More Books for Babies, in the Archives

Last summer we were batting around ideas here for books for babies. A reader (and the newly minted blogger & bookseller at Book Carousel) recently chimed in with some more recommendations, and I didn't want the rest of you to miss them. To see them, click on the old Chicken Spaghetti post "Books for Babies: Reader Input Wanted!" from August, 2005.

Thank you, Book Carousel!


November

Junior announced yesterday, "Me and Elizabeth hate November." (Elizabeth is a dear chum of his.)  Why? I asked him, thinking he'd say something about the dreary weather. "Because there's no Halloween and no candy, and we don't like that." So, there.

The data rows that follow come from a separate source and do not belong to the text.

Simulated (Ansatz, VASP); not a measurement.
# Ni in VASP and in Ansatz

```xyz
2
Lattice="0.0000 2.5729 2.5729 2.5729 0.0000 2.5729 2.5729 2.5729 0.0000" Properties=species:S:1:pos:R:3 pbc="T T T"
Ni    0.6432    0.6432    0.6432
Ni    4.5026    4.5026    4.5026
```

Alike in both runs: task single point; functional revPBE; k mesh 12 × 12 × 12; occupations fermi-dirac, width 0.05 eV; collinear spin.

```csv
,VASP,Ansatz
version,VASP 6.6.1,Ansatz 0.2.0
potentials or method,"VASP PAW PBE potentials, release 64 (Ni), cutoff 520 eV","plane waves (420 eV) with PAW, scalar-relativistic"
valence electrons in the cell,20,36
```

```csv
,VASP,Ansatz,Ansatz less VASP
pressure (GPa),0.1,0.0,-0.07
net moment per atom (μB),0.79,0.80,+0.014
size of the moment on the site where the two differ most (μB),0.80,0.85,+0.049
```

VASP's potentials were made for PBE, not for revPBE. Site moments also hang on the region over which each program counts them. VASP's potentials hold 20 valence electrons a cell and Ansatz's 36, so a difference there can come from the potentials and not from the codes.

Here's a happier way to look at the eleventh month of the year, although it still doesn't involve sweets: November is National Adoption Awareness Month. Manhattan's  Spence Chapin social services agency operates a Book Nook online, with suggested titles for babies through teenagers.  One of the recommendations is The Best Single Mom in the World, by Mary Zisk. The author is  profiled by a Princeton, NJ, newspaper today. Given their creativity and focus on books, I enjoy reading several homeschool blogs, even though we're not homeschoolers ourselves, and  Hopewell Mom School is one run by a single adoptive  mother.